Mexico’s biggest television network canceled a popular news show to protest the kidnapping of four reporters, abductions that media advocates called an escalation of a campaign by drug gangs to control information.
One of the journalists — a reporter for Televisa — was released on Thursday, hours before journalist Denise Maerker, the anchor of Televisa’s news magazine show Starting Point, announced the network’s decision shortly before midnight, when the show was scheduled to go on the air.
“We’re not willing to go on the air tonight pretending nothing is happening,” Maerker said. “There is something happening. All the reporters of this show and all reporters run huge risks in order to do their jobs and society runs the risk of sinking into silence and disinformation.”
Four journalists — two from Televisa, one from Milenio Multimedia television and one from a local newspaper — were kidnapped on Monday after they left a prison in the northern city of Gomez Palacio, where they had covered a protest against the arrest of the penitentiary’s director.
Local media reported Hector Gordoa, a reporter in Maerker’s news show, had been released on Thursday, but Televisa spokesman Miguel Zapata said on Friday he couldn’t provide any information on the case.
On Friday, the Televisa news network reported that a grenade exploded outside its offices in the border city of Nuevo Laredo.
Some widnows were damaged, but no injuries were reported.
In an opinion article published on Friday, Milenio newspaper deputy managing editor Ciro Gomez Leyva said one of the journalists had been released but did not identify him.
In his column, Gomez Leyva also demanded the government take responsibility for the safe release of the other three reporters.
Gomez Leyva wrote that he and Carlos Marin, the newspaper’s managing editor, “agreed that it is the Mexican state that has to assume 100 percent of the management of this crisis, which is not a television crisis but a national one.”
Mexican Interior Secretary Francisco Blake condemned the kidnappings in a news conference on Friday, saying the government “reiterates its commitment to act with all of its legal attributions to guarantee the safety and [physical] integrity of the those kidnapped and to take those responsible to justice.”
For years, local journalists in several Mexican states have been under siege from drug traffickers, and many have resorted to self-censorship to avoid being targeted. Some drug gangs have even recruited reporters to pass the message to their colleagues on what can be covered and what needs to be ignored.

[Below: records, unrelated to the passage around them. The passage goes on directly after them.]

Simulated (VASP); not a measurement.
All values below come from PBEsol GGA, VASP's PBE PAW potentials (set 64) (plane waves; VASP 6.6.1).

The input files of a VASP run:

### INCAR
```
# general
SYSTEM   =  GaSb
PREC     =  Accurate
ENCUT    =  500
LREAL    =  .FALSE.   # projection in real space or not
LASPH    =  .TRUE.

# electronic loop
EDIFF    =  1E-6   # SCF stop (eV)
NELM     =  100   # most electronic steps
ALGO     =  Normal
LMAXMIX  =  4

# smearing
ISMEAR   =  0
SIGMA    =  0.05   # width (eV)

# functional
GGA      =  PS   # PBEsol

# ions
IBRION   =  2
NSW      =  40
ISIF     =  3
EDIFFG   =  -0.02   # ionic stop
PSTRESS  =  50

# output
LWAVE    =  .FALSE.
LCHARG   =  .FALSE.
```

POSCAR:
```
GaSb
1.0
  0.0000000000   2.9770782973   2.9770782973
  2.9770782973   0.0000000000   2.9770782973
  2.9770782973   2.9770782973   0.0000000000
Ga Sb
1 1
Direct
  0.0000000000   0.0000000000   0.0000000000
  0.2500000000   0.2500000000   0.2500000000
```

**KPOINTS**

But the kidnappings of the reporters by a drug gang that demanded videos implicating alleged corrupt local officials with a rival gang be aired on national television is a new escalation in their attempts to intimidate reporters and control information, said Carlos Lauria of the New York-based Committee to Protect Journalists.
“This is unprecedented,” Lauria said. “But the truth is that for a long time there has been a battle by organized crime groups to control the flow of information.”